Last month Mexico extradited Ovidio Guzman Lopez, the son of imprisoned Sinaloa Cartel kingpin Joaquin “El Chapo” Guzman, to the United States to face narcotics charges.
The US Justice Department is pursuing three more of Guzman’s sons, known as the “Chapitos.”
US authorities are also targeting Chinese companies accused of cartel links.This week they announced sanctions on a China-based network accused of producing and distributing precursor chemicals.
– Security overhaul –
At an earlier round of security talks in Mexico two years ago, the two countries agreed to overhaul their fight against drug trafficking.
After more than a decade during which the United States provided military firepower, technical support and security training to Mexican law enforcement, they vowed to put more emphasis on tackling the root causes of drug trafficking through measures such as supporting economic development and addressing addiction.
More recently, Lopez Obrador has angrily rejected calls by Republican politicians in the United States to send the US military to fight drug cartels.
Mexico is plagued by cartel-related bloodshed that has seen more than 420,000 people murdered since the government deployed the military in the war on drugs in 2006.

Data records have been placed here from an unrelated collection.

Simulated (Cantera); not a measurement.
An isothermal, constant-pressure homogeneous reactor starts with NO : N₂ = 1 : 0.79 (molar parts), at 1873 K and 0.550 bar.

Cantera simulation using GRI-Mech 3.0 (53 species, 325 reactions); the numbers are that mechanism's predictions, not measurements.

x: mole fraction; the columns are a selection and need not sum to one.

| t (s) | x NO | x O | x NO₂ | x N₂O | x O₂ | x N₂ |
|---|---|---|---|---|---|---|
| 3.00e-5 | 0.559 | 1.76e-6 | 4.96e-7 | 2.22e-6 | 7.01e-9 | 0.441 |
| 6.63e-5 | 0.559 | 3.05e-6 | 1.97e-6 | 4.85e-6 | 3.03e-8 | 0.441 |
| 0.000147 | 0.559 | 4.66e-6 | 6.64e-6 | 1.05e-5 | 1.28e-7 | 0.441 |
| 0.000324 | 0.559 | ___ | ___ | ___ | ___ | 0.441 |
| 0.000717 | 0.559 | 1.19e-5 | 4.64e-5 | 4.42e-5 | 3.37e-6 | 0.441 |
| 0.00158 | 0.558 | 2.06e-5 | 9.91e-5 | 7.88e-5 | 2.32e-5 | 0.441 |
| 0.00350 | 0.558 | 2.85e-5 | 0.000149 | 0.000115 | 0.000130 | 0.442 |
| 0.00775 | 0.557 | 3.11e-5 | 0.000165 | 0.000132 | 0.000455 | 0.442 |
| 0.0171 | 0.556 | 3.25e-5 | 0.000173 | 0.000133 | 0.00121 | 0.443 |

Lopez Obrador argues that investing in development projects in the region would help counter not only drug trafficking but also migration flows.
His foreign minister told the United Nations last month that Mexico was overwhelmed by people coming from violence-wracked Central America and Venezuela.
Stephanie Brewer, director for Mexico at the Washington Office on Latin America, an advocacy group, said there was a risk that “short-term measures that violate human rights” might be announced during Blinken’s visit.
Countries must “prioritize the protection of refugees and displaced people” fleeing violence and poverty, Brewer said.
More than 8,200 migrants have died or disappeared in the Americas since 2014, most of them while trying to reach the United States via Mexico, according to the International Organization for Migration.